Bond v. Dudley, 244 Ark. 568, 426 S.W.2d 780 (1968)

April 8, 1968 · Arkansas Supreme Court · 5-4506
244 Ark. 568, 426 S.W.2d 780

Ira BOND v. Paul E. DUDLEY and Roy MOORE, d/b/a Dudley & Moore Auto Sales, a partnership

5-4506

426 S. W. 2d 780

Opinion delivered April 8, 1968

[Rehearing denied May 6, 1968.]

*569 Douglas Bradley, for appellant.

H. L. Methvin and Frank Lady, for appellees.
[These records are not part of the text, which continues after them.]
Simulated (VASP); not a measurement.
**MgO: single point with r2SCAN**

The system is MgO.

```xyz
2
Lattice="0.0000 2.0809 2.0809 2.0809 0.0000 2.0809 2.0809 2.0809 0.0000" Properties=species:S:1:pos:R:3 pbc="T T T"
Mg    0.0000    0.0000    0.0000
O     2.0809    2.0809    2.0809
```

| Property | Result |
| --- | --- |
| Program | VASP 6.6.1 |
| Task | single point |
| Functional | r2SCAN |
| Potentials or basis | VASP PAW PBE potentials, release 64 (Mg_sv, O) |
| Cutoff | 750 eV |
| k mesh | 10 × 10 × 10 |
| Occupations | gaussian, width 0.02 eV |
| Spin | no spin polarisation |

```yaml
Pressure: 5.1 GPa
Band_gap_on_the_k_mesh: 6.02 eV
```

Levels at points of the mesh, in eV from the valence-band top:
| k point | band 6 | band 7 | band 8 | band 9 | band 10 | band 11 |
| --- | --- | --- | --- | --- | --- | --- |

John A. Fogleman, Justice.

This appeal questions the priority of a security interest for purchase money of an automobile over a lien of a repairman. The judgment appealed from was entered in favor of appellees in their suit to replevy the motor vehicle from appellant. The evidence showed that appellees, used automobile dealers, sold the car to Randall and Deena (Dinky) Bishop on April 12, 1965 for $1,237.53, payable at $12.50 per week. A title retaining contract signed by the Bishops was filed with the Motor Vehicle Division of the Arkansas Revenue Department, and the certificate of title dated June 17, 1965, reflected a lien in favor of ap-pellees. Subsequently, on January 8, 1966, without the knowledge or consent of appellees, the purchasers had repair work done by appellant. The total cost of the parts and labor was $140.97, of which the Bishops paid only $20. Appellant kept the vehicle in his possession until February 14, 1966, when it was taken on the writ issued on the complaint of appellees. Appellant asserted his lien and prayed for the return of the vehicle or its value.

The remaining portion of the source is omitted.